Now, at this point in time they have seen a sign that tells them that one of history’s greatest moments has come, and they respond by traveling a great distance in order to worship this new born king, Jesus. They join in with Jewish shepherds and with angels who have become visible and audible in our environment. It is likely that there were others who came to the side of Mary, joseph, and their little one as well, for God’s call to people to come and worship His Son, the One who was foretold and who was to bring salvation to all of the world, presented to many as a strong desire or even as a need to be at the side of the Messiah. These were imperfect people. Some knew God and others did not. All were living out their lives to the best of their abilities to do so, but all had, in fact, fallen short of the righteousness that God demands of us. These wise men from the east, the shepherds who left their flocks to come to Bethlehem, and all of the other people who sought to see this miracle from Heaven in the shape and form of a human baby were just like each of us and everyone in the world. They and we are sinners who are lost and separated from God without this Savior who was born to Mary on that day so long ago.

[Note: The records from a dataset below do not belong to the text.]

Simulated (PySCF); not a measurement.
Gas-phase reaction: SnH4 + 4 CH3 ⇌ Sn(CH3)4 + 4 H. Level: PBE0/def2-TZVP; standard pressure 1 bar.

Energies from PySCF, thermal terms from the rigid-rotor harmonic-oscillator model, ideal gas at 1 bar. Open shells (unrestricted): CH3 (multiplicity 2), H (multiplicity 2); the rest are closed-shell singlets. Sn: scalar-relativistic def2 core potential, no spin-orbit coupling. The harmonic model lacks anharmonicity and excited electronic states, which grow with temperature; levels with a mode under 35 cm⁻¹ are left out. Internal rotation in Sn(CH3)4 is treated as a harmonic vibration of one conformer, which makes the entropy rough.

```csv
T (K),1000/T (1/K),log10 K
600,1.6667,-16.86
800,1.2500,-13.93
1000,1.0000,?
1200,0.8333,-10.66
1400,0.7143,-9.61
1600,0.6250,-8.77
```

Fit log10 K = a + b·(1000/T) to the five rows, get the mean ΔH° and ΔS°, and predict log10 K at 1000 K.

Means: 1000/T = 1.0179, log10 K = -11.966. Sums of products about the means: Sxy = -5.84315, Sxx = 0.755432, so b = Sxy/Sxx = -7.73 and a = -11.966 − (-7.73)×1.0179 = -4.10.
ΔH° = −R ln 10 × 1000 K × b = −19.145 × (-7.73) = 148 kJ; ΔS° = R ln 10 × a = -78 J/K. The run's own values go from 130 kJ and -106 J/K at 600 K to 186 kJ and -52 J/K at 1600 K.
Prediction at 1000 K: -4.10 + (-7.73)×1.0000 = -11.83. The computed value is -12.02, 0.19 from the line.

God calls to us just as He did to those wise men. He says that our past is of little to no importance now, for now there is born unto us a Savior, a Redeemer, a Lord who loves our hearts, minds, and our souls in a manner that knows no bounds and recognizes no obstacles to pouring out His grace and love onto each and every one of us. Our beliefs and their practice, our faith or lack of it, and our personal histories do not matter when it comes to drawing near to Christ. These wise Persians and those grimy shepherds were called to come. I believe that even Herod, with all of his evil and troubling deeds and thoughts, was granted the opportunity to come and worship when the travelers from the east visited him in his palace. God is calling to each of us now; we are to come and worship the King, the Lord of Creation, the Savior of our souls and the Redeemer of our days. If we know Christ, we are to come and know Him more fully, yield more completely to His will, follow His righteous way with greater focus and intensity, and as we come to Him, we can bring a family member, a friend, a neighbor, or a stranger with us to see first-hand the presence of the One who saves. The call that went out to the wise men is still ringing out. It is carried on the bells of Christmas Day, and they sing forth God’s appeal to all people everywhere, “Come and worship, Christ the King!”  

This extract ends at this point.